Running hugo new site example from the command line creates a directory structure with the following elements:

example/
├── archetypes/
│   └── default.md
├── assets/
├── content/
├── data/
├── layouts/
├── public/
├── static/
├── themes/
└── hugo.toml

Directory structure explained

The following is a high-level overview of each of the directories with links to each of their respective sections within the Hugo docs.

archetypes
You can create new content files in Hugo using the hugo new content command. By default, Hugo will create new content files with at least date, title (inferred from the file name), and draft = true. This saves time and promotes consistency for sites using multiple content types. You can create your own archetypes with custom preconfigured front matter fields as well.
assets
Stores all the files which need be processed by Hugo Pipes. Only the files whose .Permalink or .RelPermalink are used will be published to the public directory.
config
Hugo ships with a large number of configuration directives. The configuration directory is where those directives are stored as JSON, YAML, or TOML files. Every root setting object can stand as its own file and structured by environments. Projects with minimal settings and no need for environment awareness can use a single hugo.toml file at its root.
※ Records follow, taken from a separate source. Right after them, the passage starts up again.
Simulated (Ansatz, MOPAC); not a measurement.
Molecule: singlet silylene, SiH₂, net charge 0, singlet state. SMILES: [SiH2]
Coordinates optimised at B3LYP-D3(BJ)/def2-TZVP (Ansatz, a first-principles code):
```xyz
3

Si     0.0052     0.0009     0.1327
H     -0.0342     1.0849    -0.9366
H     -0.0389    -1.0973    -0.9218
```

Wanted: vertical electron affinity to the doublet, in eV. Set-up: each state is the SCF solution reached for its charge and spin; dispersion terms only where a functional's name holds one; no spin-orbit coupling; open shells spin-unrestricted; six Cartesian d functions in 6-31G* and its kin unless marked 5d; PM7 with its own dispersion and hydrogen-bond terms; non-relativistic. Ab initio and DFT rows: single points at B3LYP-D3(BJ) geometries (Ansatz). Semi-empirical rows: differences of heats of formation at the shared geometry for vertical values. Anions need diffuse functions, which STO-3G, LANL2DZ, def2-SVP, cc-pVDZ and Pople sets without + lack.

Many sites may need little to no configuration, but Hugo ships with a large number of configuration directives for more granular directions on how you want Hugo to build your website. Note: the config directory is not created by default.

content
All content for your website will live inside this directory. Each top-level folder in Hugo is considered a content section. For example, if your site has three main sections---blog, articles, and tutorials---you will have three directories at content/blog, content/articles, and content/tutorials. Hugo uses sections to assign default content types.
data
This directory is used to store configuration files that can be used by Hugo when generating your website. You can write these files in YAML, JSON, or TOML format. In addition to the files you add to this folder, you can also create data templates that pull from dynamic content.
layouts
Stores templates in the form of .html files that specify how views of your content will be rendered into a static website. Templates include list pages, your homepage, taxonomy templates, partials, single page templates, and more.
static
Stores all the static content: images, CSS, JavaScript, etc. When Hugo builds your site, all assets inside your static directory are copied over as-is. A good example of using the static folder is for verifying site ownership on Google Search Console, where you want Hugo to copy over a complete HTML file without modifying its content.

{{% note %}} From Hugo 0.31 you can have multiple static directories. {{% /note %}}

resources
Caches some files to speed up generation. Can be also used by template authors to distribute built Sass files, so you don't have to have the preprocessor installed. Note: resources directory is not created by default.